BAGHDAD

Iraqi defense minister promises focus on Baghdad

Iraq’s defense minister promised yesterday to wage a new crackdown in a volatile province northeast of Baghdad where militants are trying to regroup after being routed from their urban stronghold there last summer.

Suicide attacks have killed more than 20 people in the last three days in Diyala province, a tribal patchwork of Sunni Arabs, Shiites and Kurds that stretches from Baghdad to the border with Iran.

Defense Minister Abdul-Qader al-Obeidi told The Associated Press that preparations had begun for a fresh military operation in the provincial capital, Baqouba, about 35 miles from Baghdad.

LISBON, Portugal

EU, Africa summit ends without any progress

The first summit between Europe and Africa in seven years came to an acrimonious end yesterday with leaders squabbling over human rights and no progress on a looming trade pact deadline.

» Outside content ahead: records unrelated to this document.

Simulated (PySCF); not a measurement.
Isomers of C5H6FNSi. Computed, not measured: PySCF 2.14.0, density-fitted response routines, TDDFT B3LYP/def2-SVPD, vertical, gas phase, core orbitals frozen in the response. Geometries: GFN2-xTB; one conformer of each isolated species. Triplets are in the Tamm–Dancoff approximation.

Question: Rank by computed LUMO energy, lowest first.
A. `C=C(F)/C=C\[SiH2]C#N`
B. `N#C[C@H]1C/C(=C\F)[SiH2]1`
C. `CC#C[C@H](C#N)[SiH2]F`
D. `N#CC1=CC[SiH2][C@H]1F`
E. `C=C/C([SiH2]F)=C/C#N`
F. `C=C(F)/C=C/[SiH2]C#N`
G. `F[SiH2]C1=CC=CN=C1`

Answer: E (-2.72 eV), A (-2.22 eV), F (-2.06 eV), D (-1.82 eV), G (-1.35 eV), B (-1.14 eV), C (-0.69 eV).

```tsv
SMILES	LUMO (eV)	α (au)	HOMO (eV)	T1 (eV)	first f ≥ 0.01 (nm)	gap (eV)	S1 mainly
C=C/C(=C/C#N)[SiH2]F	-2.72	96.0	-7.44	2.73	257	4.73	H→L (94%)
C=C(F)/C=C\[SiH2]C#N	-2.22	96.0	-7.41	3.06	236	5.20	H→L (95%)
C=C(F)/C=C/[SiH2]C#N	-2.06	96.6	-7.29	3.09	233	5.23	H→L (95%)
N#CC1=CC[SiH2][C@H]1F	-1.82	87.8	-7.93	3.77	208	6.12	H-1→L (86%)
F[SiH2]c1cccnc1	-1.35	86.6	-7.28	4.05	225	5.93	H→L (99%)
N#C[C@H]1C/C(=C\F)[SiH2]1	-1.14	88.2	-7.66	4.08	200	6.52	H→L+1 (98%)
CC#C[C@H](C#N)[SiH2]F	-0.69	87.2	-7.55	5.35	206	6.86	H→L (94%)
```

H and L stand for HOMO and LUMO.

Old divisions surfaced at the two-day summit as leaders swapped accusations over the crises in Zimbabwe and Darfur, and postcolonial tensions deepened over free trade deals.

The World Trade Organization has ruled that the EU’s 30-year-old preferential trade agreement with Africa was unfair to other trading nations and violated international rules. New deals are meant to be finalized by Dec. 31.

ISLAMABAD, Pakistan

Former Pakistan PM’s party to join elections

The party of former Prime Minister Nawaz Sharif announced yesterday that it would participate in Pakistan’s parliamentary elections next month after failing to convince rival Benazir Bhutto to join a boycott.

Greater participation will make the balloting look more open, bolstering President Pervez Musharraf’s democratic credentials, which took a hit over his Nov. 3 declaration of a state of emergency and his dismissal of independent-minded judges.

But having by the opposition in the field also will siphon votes and seats from Musharraf’s party, weakening the U.S.-backed leader.

ARVADA, Colo.

Gunman kills two at mission center, four at megachurch

A gunman killed two staff members at a missionary training center early yesterday after being told he couldn’t spend the night, and about 12 hours later four people were shot at a busy megachurch in Colorado Springs.

Colorado Springs police Lt. Fletcher Howard said a suspect had been detained in the shootings at the New Life Church, but a source who was locked down at the church yesterday afternoon said a security guard had shot and killed the gunman. Authorities in Arvada, a Denver suburb about 65 miles north, said no one had been captured in the shootings there.

It was not immediately known whether the shootings were related, but Arvada authorities said they were sharing information with Colorado Springs investigators.

New Life was founded by the Rev. Ted Haggard, who was fired last year after a former male prostitute alleged he had a three-year cash-for-sex relationship with him. Haggard, then the president of the National Association of Evangelicals, admitted committing undisclosed “sexual immorality.”